As a teacher trainer working with international groups, I am frequently asked to include an overview of communicative language teaching (CLT), and discuss ways of adapting materials to make lessons more communicative or interactive.

Most groups are enthusiastic about the lesson opportunities which CLT offers. However, some also indicated they felt constrained by the system under which they operated, especially those teaching in settings which are particularly exam-focused. In addition, they queried the relevance of CLT to their situation, where many of the students never used English outside the classroom. In contrast, I had shifted across a spectrum of learners, enthusiastically taking CLT along with me as universally appropriate.

Taking my colleagues' concerns on board, I began to question the appropriateness of CLT for some of these diverse learner groups. This was supported by current reading on the topic; the titles of some articles (see the Reference list) made me think I should give up the support for CLT then and there. However, the more I read on the topic, the more I defended the continued suitability of CLT. It really does benefit the students in a variety of ways.

Elements of CLT

Communication – According to Ability

Whether CLT should be considered an approach or a methodology is a more abstract debate and here I want to deal with its more practical aspects. In fact, it is those very elements, and the name itself, which have been used to challenge the future relevance of CLT. Firstly, the label implies a focus on communication and some might argue that this method can't be employed genuinely with low levels as there is no authentic communication, due to a limited vocabulary and restricted range of functions. Initially, many of a learner's utterances are very formulaic. As an aside, consider just what percentage of our own English expressions are unique, and how often we rely on a set phrase; just because it is delivered unselfconsciously and with natural intonation does not make it original.  The aim is that the length and complexity of exchanges, and confident delivery, will grow with the student's language ability.

With the emphasis on communication, there is also the implication that spoken exchanges should be authentic and meaningful; detractors claim that the artificial nature of classroom–based (i.e. teacher - created) interactions makes CLT an oxymoron. Nevertheless, a proficient teacher will provide a context so that class interactions are realistic and meaningful but with the support needed to assist students to generate the target language. We need to consider that producing language is a skill and when we learn a skill we practise in improvised settings. For example, before a nurse gives a real injection, they have punctured many a piece of fruit to hone their technique.
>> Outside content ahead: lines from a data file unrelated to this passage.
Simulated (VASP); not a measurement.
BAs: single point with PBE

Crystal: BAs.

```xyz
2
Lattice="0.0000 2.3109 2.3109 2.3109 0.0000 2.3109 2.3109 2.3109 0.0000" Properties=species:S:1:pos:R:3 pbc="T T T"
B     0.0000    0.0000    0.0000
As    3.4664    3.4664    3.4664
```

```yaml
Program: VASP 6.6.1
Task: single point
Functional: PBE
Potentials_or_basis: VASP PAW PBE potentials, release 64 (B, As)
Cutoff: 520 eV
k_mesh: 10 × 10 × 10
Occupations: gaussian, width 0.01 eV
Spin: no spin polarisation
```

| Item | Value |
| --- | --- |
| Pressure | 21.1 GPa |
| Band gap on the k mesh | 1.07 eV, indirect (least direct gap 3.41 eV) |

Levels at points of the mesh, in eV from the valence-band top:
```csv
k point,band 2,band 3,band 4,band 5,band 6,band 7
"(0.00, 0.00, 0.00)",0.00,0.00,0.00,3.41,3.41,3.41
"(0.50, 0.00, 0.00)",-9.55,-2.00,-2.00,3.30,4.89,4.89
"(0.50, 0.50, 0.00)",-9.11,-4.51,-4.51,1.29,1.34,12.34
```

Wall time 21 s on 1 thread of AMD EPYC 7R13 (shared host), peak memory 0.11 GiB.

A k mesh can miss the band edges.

Accuracy as Well as Fluency

It might also be argued that the extent of some of the structures or functions may never be used in real life. One example is adjective order; I have given students an exercise where they have to produce a phrase with a string of adjectives, such as "a strong, orange, Norwegian, canvas tent."   This is very unnatural, as most times we only combine two or three adjectives. The other example is directions – we have students follow a map and negotiate exhaustive directions which suggest maze-like complexity. In reality, most of us probably are only involved in a three-phase set of directions. In fact, what we are doing with these exercises is exposing students to patterns which they can later activate.

This focus on accuracy versus fluency is one of the issues not often considered in a discussion of CLT. The teacher decides to pay attention to one or other end of this band, depending on the type of lesson, or the stage of a particular lesson, and accuracy is their choice if they want to deal with students getting things right, take an opportunity for correction, or gauge the success of their teaching, for example. Freer speaking involves more choice, therefore more ambiguity, and less teacher intervention. While CLT implies the lessons are more student-centred, this does not mean they are un-structured. The teacher does have a very important role in the process, and that is setting up activities so that communication actually happens. There is a lot of preparation; accuracy practice is the bridge to a fluency activity. By implication, CLT involves equipping students with vocabulary, structures and functions, as well as strategies, to enable them to interact successfully.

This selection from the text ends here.